Co-training is a semi-supervised learning algorithm that leverages both labeled and unlabeled data by training two classifiers on two distinct "views" of the data, allowing them to teach each other iteratively. Introduced by Avrim Blum and Tom Mitchell in 1998, co-training is one of the foundational techniques in multi-view learning and remains widely used in settings where labeled data is scarce but unlabeled data is plentiful.
In many real-world machine learning problems, obtaining labeled data is expensive, time-consuming, or requires domain expertise. At the same time, unlabeled data is often available in large quantities. Co-training addresses this imbalance by exploiting the structure of the feature space itself.
The core idea behind co-training is that the features describing each data instance can be naturally divided into two separate subsets, called "views." Each view should contain enough information on its own to make accurate predictions. Two separate classifiers are trained, one on each view. After initial training on a small labeled dataset, each classifier labels some of the unlabeled data. The most confident predictions from one classifier are then added to the training set of the other classifier. This process repeats for several rounds, with both classifiers gradually improving as they receive more training data from each other.
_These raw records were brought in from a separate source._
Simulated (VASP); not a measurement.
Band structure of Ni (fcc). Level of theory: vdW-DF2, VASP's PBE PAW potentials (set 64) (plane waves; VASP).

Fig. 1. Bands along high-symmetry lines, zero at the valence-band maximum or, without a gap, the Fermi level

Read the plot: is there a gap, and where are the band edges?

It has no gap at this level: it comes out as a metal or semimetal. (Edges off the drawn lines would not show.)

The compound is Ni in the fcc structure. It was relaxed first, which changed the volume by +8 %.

Co-training belongs to the broader family of "wrapper" or "proxy-label" methods in semi-supervised learning, where pseudo-labels generated by one model are used to expand the training set for another.
Co-training was first proposed by Avrim Blum and Tom Mitchell in their 1998 paper "Combining Labeled and Unlabeled Data with Co-Training," presented at the 11th Annual Conference on Computational Learning Theory (COLT). The paper received the 10-Year Best Paper Award at the International Conference on Machine Learning (ICML) in 2008, recognizing its lasting impact on the field. As of the mid-2020s, the original paper has been cited over 5,000 times.
Blum and Mitchell's motivating application was classifying web pages as "academic course home pages" or not. They observed that web pages have two natural views: (1) the text content of the page itself, and (2) the anchor text of hyperlinks on other pages that point to it. Using just 12 labeled web pages as initial training examples, their co-training algorithm correctly classified 95% of 788 web pages. This result demonstrated the power of leveraging unlabeled data with multiple views.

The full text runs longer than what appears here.